Supporting Minority Students at Western Kentucky University
Western Kentucky University
Western Kentucky University (WKU) is a public, comprehensive university of over 21,000 students. It is located in Bowling Green, Kentucky, and it is one of nine state-supported institutions in Kentucky's postsecondary system. The university was founded as a Normal school in 1906. Over time it evolved beyond its Teacher College roots to become, in 1966, a University with six distinct colleges. It is currently the largest four-year comprehensive university in Kentucky.
The Geology program at WKU is part of the Department of Geography and Geology and WKU's Ogden College of Science and Engineering. The Department is one of the oldest at WKU with roots traceable back to WKU's early Teacher College years. The department has always had a strong connection to the cave and karst landscape of south-central, KY, including Mammoth Cave National Park; the karst resources of the region have been a major attraction and an important focus of the department's activities and its educational programs.
The Department of Geography and Geology currently has 206 active majors among four programs: geography (61 majors), geology (63 majors), meteorology (70 majors) and geographic information systems (12 majors). The demographic make-up of the Department is similar to College of Science and Engineering; approximately two-thirds of the students are male and 80% of the students are white. These data differ from the University as a whole, which although predominantly white (79%), has more female undergraduate students (58%) than male students (42%).
Keys to Success
- The majority of students are attracted to the geology major through introductory courses, and the promise of field opportunities and gainful employment after graduation.
- The program faculty are all active and engaged advisors and the program is able to financially subsidize some field trips and conferences.
- Many majors are engaged in research; all majors must complete a capstone professional preparation course.
Attracting New Students
Most students that come to Western Kentucky University do not come to major in geology. Of the four programs in the Department of Geography and Geology, Meteorology has the most pre-declared majors (average 20 per year). The geology program gets most of its majors through its introductory courses, specifically, Geology 102 - Introduction to Geology (now cross-listed with Geography as "Our Dynamic Planet), Geology 111 - the Earth, and Geology 112 - Earth History. Students in these courses either have no major or they transfer in or switch majors, most often during the first semester of the junior year.
Geology at WKU has always had a number of students who come to the major because of the opportunity to study in the field. Students can take Geol. 380 - Introductory Field Techniques with only a pre- or co-requisite introductory geology course. The program also offers annual field courses to either the Bahamas and the Mojave Desert. The possibility of taking one of these courses is very attractive to students.
In recent years, new students are increasingly attracted to the Geology program because of the possibility of employment after graduation. South central Kentucky has rich oil and gas reserves that are increasingly being explored, and environmental and water resource issues are always at the fore because of the fragile cave and karst system of the region. Students are aware of these reserves and issues and the employment opportunities that they provide.
Supporting Our Majors
The geology program at WKU consists of 5 full-time tenured or tenure-track faculty, one full time instructor and two part-time instructors. All of the faculty and the full-time instructor share, fairly equitably, the advising load of the program. Faculty meet each semester with their advisees to review their program of study and to clear them to register for the following semester's classes. This frequent contact with students and the fact that most upper-level courses have twenty or fewer enrollees means that students get significant academic support as they work their way through the geology major.

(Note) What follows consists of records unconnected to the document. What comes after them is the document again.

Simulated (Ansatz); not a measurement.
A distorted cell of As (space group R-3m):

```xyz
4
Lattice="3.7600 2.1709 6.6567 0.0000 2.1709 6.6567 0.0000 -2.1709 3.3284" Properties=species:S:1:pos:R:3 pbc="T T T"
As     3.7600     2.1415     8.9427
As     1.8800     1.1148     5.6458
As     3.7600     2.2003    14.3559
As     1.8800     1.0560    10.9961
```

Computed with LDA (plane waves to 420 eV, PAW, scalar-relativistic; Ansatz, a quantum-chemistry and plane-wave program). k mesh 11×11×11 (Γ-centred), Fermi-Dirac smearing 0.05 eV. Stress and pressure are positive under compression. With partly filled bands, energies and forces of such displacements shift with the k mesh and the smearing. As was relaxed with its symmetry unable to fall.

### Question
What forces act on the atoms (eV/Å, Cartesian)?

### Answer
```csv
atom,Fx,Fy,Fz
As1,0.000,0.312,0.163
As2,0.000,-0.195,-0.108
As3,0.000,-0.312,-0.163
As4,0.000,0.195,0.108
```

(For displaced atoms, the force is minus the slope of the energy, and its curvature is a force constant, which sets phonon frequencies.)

Students are also beginning to get financial support from the program. A number of program graduates have been quite successful in the oil and gas industry and are beginning to provide financial support. Most of the financial contributions have been used to support field trips, trips to conferences (GSA, AAPG) and professional development workshops (e.g Midwest Petroleum Technology Transfer Council). The Department also generously supports field trips and conferences.
Preparing Students for Careers
Our students are being prepared for a wide range of geoscience-related opportunities - these opportunities depend in part on which program concentration they choose to focus on. The vast majority of our students pursue one of our two BS "professional geologist" concentrations. In the BS concentrations, students receive a core, standard education in geology with numerous opportunities for field and lab work and independent research. Although the math preparation of student's in our BS programs is lower than we would like, these students graduate as competent field geologists who are also proficient at analytical techniques in geology (including in some cases, instrumental techniques such as SEM, XRD and Raman Spectroscopy). All students across our programs have public speaking experience and are able, to varying degrees, to read and comprehend technical literature. We strive to produce independent thinkers and broadly-trained earth scientists.
All of our students take a capstone Professional Preparation course. In that pass/fail course, students prepare résumés and cover letters, develop a LinkedIn profile, give a professional presentation and interact with alumni and outside professionals brought in to help students transition from WKU to the broader world.
Currently, the majority of our program graduates are finding entry-level jobs in the energy and environmental sectors. Many students get mud-logging jobs after graduation; others get technician-level jobs in environmental consulting firms and state government. Although we have a BA concentration in Earth and Space Science, we have not produced many new Earth Science teachers. Most students, even in our BA concentrations, opt for more technical geology jobs.